Day 1
Growing up, I didn't really receive any messages about peace except one memorable interaction with my father around my teenage years. He was a World War 2 History Buff and told me that if I’d ever get conscripted or called up for duty in war, he’d go to the ends of the earth to help me escape. He told me that I had no place dying on a field somewhere for no reason. To me, peace was only used as the opposite of war. Personal peace was not a concept.
Being born in South Africa at the height of the Apartheid regime, as a white male I knew nothing but a sheltered life of peace. My parents voted for a government to keep the majority of the nation restricted from access to all government, social, and economic activities. To an 8-year-old white boy, when Nelson Mandela and the ANC got voted into power this meant very little. I was completely isolated from these events and only after 1994, I started noticing some new faces joining our school. Thinking back now, the perspective change for the new learners joining the school must have been daunting, to say the least. I never knew the privileges I received and the restrictions that were placed on others to have those privileges. Even after reintegration, I still could not comprehend the hardships others faced, as I never had a window into their lives. Only as an adult, having learned about apartheid in history, did I come to fully comprehend the atrocities that were done to the majority of our nation.
Thinking back, my personal peace was that my brother did not bully me in the afternoons after school. In retrospect, that bullying could have been peace for others who were living in my country.

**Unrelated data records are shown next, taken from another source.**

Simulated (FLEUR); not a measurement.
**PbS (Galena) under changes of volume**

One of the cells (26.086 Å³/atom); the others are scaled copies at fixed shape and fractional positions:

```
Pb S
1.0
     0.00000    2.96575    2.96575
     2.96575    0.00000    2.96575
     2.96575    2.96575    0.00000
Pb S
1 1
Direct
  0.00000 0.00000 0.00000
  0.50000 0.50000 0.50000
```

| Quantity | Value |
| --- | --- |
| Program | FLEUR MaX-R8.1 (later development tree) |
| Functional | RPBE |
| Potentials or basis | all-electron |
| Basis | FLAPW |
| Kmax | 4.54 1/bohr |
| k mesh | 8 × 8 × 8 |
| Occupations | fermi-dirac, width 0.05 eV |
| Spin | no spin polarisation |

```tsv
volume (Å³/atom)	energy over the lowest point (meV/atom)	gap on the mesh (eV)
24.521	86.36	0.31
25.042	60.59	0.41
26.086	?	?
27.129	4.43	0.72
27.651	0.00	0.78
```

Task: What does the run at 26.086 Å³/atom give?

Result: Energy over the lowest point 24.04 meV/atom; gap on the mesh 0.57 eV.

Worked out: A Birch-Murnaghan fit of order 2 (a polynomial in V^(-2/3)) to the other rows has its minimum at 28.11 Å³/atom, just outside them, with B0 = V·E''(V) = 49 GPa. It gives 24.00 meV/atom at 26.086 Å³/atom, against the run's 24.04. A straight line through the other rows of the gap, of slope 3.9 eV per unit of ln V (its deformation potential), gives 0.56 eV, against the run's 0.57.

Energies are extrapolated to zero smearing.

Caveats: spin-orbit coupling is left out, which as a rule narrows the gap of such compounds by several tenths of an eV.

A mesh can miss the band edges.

I think what gives me a unique insight into peace education is my ability to view from other perspectives. I remember the day I discovered the fact that other people had a different perspective so vividly. I was driving in the car on the way to the city. I looked out the window and noticed someone doing the same. I thought to myself if they’re having the same thoughts I was. As a shock to my system, I realised that they couldn’t be. I dawned on me that the odds of a single person thinking my thoughts are that moment might be close to none. I realised that we all have different experiences growing up and not all our thoughts are the same. It’s always been ingrained in me to look at life from someone else's point of view and I tend to always root for the underdog.
Daily Peace Action.
I couldn’t figure out a peace action and left it for the following morning.
I have a son with autism who, every now and again, will wake up in the early morning hours and decide that he’s had enough sleep and wants to be awake. Today started as one of those days and when he woke me at 1:00 am, I discovered my peace action. I was not going to get upset or stressed, but rather just accept my fate that I would be tired for the rest of the day.